Danny's story

At first the game of wrestling seemed harmless. Having visited his Year 7 teacher’s home with other boys from his prestigious South Australian Catholic school once before, Danny had no reason to mistrust him.

Danny told the Commissioner, ‘Mr Lindsay sometimes came over to tutor me after school, and would stay for dinner with us, so my parents knew him fairly well. Sometimes he’d take students out bowling, or to the movies. Looking back, it was typical grooming behaviour’.

On his second visit, in the 1990s, Danny found himself alone with Mr Lindsay.

‘We were mucking around, then he stuck his hands down my pants and got an erection. He rubbed himself against me, and ran off. I still think I’m lucky in terms of what didn’t happen. The same thing went on the next visit when I stayed over with some other boys, and after that I made excuses not to go over.’

Danny said following the abuse, his grades went from average to poor. Some years later, when he saw Mr Lindsay put an arm around his younger male cousin, he decided to act.

‘I sent him a letter threatening to go to the school and dob him in if he didn’t give me some money. When I checked my bank account and saw I hadn’t been paid, I went to the school. I wasn’t thinking right.’

Danny recalled meeting with the head of the junior school to report the abuse, and explain the letter.

‘He said, “Do you realise you’re in very big trouble for writing that letter?” He said the police would be involved, that sort of tone. I just remember thinking, holy hell, I have to get to the police station and explain my side of the story.’

After the meeting, Danny said he drove to the police station, but couldn’t wait to see the detective as he had to get to work.

‘They took my number plate, and next thing I was pulled over by a couple of detectives. They arrested me and took me in on extortion charges. It was pretty traumatic to say the least.’
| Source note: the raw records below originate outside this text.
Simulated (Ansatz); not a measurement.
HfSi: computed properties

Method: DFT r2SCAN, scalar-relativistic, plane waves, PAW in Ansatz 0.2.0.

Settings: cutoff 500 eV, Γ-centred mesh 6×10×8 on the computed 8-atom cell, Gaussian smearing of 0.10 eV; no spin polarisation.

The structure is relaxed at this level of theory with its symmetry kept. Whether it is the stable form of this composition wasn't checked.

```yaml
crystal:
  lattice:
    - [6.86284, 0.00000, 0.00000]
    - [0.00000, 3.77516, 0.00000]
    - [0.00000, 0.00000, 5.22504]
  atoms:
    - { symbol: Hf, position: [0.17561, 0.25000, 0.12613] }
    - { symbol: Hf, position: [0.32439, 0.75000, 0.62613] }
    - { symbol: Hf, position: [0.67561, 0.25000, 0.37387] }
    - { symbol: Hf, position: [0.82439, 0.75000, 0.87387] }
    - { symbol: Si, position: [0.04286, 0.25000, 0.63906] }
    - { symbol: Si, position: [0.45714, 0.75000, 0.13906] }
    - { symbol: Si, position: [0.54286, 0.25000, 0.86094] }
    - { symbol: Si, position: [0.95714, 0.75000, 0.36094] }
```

Danny was interviewed and released. The following day, police arrived at his home to take a statement about the sexual abuse.

‘Then my parents and I had a meeting with the school and the head of the Department of Public Prosecutions (DPP) at the time came along, he was an ex-scholar of the school and took an interest. The headmaster went on the attack, basically accusing me of spreading rumours. He acknowledged there had been other accusations against Lindsay, but kept saying they were unfounded and that my story had inaccuracies.’

Danny said the DPP advised him the case ‘wasn’t worth putting through’, and now wonders if the advice was swayed by a conflict of interest. The extortion charge was later dropped.

In the early 2010s, police contacted Danny for a statement as someone else had come forward alleging they had been sexually abused by Mr Lindsay. He provided the statement, but declined further involvement in the investigation.

‘They were asking about carpet and couch colours, and a lot of those details have just gone from memory. I’ve got a wonderful life, a great job, wife, three beautiful kids, I didn’t want to pursue a case against Lindsay.’

A short while later, the school contacted Danny out of the blue.

‘It led to a mediation process that took nine months. I got to write an impact statement, I got an apology and they paid me $125,000. It was an indication of how seriously they’re taking it, and how scared they are. But life is good for me, couldn’t be better really.’